About 15 percent of student loans are in default at any given time, according to EducationData. Failing to make a payment does not automatically lead to default. The day you miss a payment you become delinquent. Though the delinquency is not reported to the three national major credit bureaus for 90 days, it’s essential to take immediate action.

Although federal loans usually offer lower interest rates, private student loans are another way of paying for college if you surpass the federal student loan maximum. (See below for the consequences of defaulting on private loans.)

What are my options if I can’t repay my public student loans?

Remember there are options if you find yourself in a situation where you can’t meet your monthly payments.

Though it’s scary to owe money you can’t immediately repay — doing nothing is the worst choice. The first step is to read your loan agreement. Seek help from a trusted family member or friend if you have difficulty understanding some of the terms. Create a realistic budget, so you know exactly where you can cut costs and put money toward debt repayment.

Next, decide if one of these options makes sense for you.

The first option is an income-based repayment plan. Everyone should consider this option first because, for many individuals, an income-based plan will have a payment of zero. 

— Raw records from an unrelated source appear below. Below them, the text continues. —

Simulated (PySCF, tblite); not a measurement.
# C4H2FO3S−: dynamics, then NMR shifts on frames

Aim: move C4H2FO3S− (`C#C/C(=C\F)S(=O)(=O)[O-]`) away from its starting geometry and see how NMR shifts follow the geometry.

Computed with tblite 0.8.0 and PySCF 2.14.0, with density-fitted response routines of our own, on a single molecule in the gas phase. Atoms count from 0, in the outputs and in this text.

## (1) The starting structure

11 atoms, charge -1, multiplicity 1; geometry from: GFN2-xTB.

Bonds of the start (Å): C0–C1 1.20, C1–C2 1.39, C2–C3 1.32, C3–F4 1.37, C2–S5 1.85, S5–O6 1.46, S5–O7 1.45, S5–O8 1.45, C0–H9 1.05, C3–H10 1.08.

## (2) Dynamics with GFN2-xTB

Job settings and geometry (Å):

Remember, your loan servicer will probably want to work with you to ensure they receive their money back. It’s essential to contact your loan servicer immediately to negotiate payments you can realistically afford.

Another option is student loan deferment, which allows you to temporarily stop making payments. Deferment is commonly used when there is a triggering event, such as returning to school, and can be for an extended period of time, like while you’re getting an advanced degree. During deferment, no interest accrues on subsidized or Perkins loans. 

If you do not qualify for deferment, your next and last option is forbearance. This is a temporary pause or reduction of your student loan repayment, which you apply for with your loan servicer, according to the U.S. Department of Education (DOE). Forbearance is for up to 12 months, then you must reapply. 

Keep in mind, a key difference between forbearance and deferment: In deferment, your student loans stop accruing interest on the owed balance whereas in forbearance interest will continue to accrue.

“Between the two, deferment is clearly more advantageous, although it’s usually available only for subsidized federal student loans or to borrowers who meet qualifying criteria, such as being unemployed or facing significant financial hardship,” states certified financial planner Thomas J. Block.

“For individuals who don’t qualify for deferment, forbearance can be a prudent path to overcome short-term financial difficulties. The application process is relatively straightforward, and no specific qualifying criteria must be met. However, forbearance is not a sensible solution for long-term financial problems,” Block continues. 

“In these situations, income-driven repayment plans are much more effective. These types of plans tie monthly payments to earnings, which can help overburdened borrowers better manage their budgets over the long run,” Block adds. Many of these plans offer the added benefit of debt forgiveness, after a period of repayment.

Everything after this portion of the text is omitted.